Showing posts with label doing it your way. Show all posts
Showing posts with label doing it your way. Show all posts

Monday, 16 May 2011

becoming a bride

Re-reading my previous post makes me realise: the main thing that I hadn't expected was that I would become 'a bride', with all the connotations that involves. Not that brides have to put their hair up or spend 150 quid on shoes. But that's just what's happened for me.

Discussing this with friends at a hen do last weekend, a few engaged and recently-married ladies were talking with a girl who was yet to be engaged. She sounded like me of a year and a half ago: "I don't want the fuss, I don't want any of the traditions, I just want it really low key, I want to do it my way..."

Every single one of the engaged/married ladies said the same thing. They were like that too. They were embarrassed by being a 'bride to be' and they wanted to do it differently. Then they realised, that as Becca said in the comments to my last post, that the things that you want to reject are the things that make it a wedding. It took a while for me to realise that people love weddings and that I might love one too. Once we'd realised we wanted to have a wedding, not just the 'big party' that had been initially suggested, then there were some things that couldn't be rejected.

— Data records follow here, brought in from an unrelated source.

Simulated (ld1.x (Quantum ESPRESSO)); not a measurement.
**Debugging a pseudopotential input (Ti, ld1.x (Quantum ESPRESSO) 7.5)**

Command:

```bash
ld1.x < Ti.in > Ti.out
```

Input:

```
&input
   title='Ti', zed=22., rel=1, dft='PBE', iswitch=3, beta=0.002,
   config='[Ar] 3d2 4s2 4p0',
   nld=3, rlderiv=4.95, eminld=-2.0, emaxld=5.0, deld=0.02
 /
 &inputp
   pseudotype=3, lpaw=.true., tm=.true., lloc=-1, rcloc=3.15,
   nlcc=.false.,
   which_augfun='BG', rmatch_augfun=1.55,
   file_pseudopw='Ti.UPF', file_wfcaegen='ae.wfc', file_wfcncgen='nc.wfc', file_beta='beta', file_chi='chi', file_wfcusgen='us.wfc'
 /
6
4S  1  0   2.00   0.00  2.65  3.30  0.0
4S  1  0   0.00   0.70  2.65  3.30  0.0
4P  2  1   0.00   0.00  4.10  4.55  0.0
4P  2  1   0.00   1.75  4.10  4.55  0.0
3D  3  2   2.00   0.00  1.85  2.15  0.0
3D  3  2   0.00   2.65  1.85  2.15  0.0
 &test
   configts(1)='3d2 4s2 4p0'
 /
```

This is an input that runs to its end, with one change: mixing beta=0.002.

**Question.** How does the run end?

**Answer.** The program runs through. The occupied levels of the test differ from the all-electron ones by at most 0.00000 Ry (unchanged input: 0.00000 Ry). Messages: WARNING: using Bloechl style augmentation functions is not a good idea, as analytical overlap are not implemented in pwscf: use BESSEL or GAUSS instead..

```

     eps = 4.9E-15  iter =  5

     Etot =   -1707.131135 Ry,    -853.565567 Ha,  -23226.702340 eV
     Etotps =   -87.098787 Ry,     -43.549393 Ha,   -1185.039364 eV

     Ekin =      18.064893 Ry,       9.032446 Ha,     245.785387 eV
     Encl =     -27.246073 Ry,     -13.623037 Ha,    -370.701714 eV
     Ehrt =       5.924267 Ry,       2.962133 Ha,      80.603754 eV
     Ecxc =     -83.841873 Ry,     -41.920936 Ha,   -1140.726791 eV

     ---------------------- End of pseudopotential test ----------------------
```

During the same conversation, I also posited the point that a wedding wasn't just your day. You were the reason for it, but it's also for everyone else. I'm still haunted by a comment from my mum in the early days, which made me feel like the most selfish bride to be in the world - everything I'd thought I was escaping by doing it another way.

Me: We aren't going to have cake. We're just going to have cheese.
Mum: [disappointment and huge sadness in her voice] No cake?
Me: Yes, you can have cheese, like a cake. It's really cool.
Mum: [sadly] But... people like cake...

Yes, and of course, the crucial detail. My mum doesn't like cheese. What was her daughter doing? How could I be so inconsiderate? I felt like the worst sort of bride, demanding that people bow to her will and do things HER WAY. You can fight for what you want. But it's a shame if that makes other people sad.

Another friend, due to be married in a month, said that now the initial fuss had died down, she was looking forward to getting married more than anything. And not just to getting married, but to being married and to celebrating it.

Anyway. Three and a half months to go, I'm finally embracing it.